Book Review: The Road Not Taken: Edward Lansdale and the American Tragedy in Vietnam
There was a time when Edward Lansdale was arguably the most famous American in Asia, ostensibly the model for the hero of the novel “The Ugly American” by Eugene Burdick and William Lederer and widely thought of – erroneously – as the protagonist of Graham Greene’s novel “The Quiet American,” both books about a US aid official in a war-torn Southeast Asian country, in Greene’s case Vietnam.
Today, Lansdale, who died in 1987, is largely forgotten. But during the 1950s and 1960s, he was a legend, a man who literally single-handedly turned around the Philippines, ending the Communist Hukbalahap revolution and installing as president Ramon Magsaysay, an incorruptible and effective leader in a shambolic country. Purportedly an officer with the US Air Force, he was actually on a kind of permanent loan to the Central Intelligence Agency.

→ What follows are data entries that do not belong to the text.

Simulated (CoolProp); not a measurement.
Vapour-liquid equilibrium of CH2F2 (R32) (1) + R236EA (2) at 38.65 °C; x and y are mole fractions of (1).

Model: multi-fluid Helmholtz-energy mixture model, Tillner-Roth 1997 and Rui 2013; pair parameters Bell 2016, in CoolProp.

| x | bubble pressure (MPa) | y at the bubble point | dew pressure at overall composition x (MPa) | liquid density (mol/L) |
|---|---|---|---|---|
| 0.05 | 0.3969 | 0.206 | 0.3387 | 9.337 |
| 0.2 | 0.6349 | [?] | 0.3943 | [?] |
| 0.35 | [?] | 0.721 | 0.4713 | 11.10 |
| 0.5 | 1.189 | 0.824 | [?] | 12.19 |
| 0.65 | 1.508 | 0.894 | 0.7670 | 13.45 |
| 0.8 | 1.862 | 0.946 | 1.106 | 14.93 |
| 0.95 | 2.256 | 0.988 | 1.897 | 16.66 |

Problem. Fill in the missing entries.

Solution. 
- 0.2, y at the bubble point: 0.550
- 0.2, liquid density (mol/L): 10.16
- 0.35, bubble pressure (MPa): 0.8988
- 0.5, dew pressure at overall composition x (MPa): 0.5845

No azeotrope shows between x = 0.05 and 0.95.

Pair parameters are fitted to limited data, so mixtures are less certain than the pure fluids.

As Max Boot writes in this impressive, extremely well-researched biography, the decisions by generations of American planners stretching from the Kennedys to Richard Nixon to ignore Lansdale’s advice on how to handle wars of rebellion and insurrection were beyond tragedy. Lansdale’s advice, which worked in the Philippines, was to combine clever propaganda with a dedication to democracy, of making sure that all levels of society had a stake in its success, and finding credible local political figures to work with.
It wasn’t just the Road Not Taken, the title of Boot’s 713-page history. Refusal to heed Lansdale resulted in what would arguably be the loss of Vietnam and the death of 2.5 million Vietnamese along with 56,000 Americans who should never have been there in the first place and who, once there, did absolutely everything wrong.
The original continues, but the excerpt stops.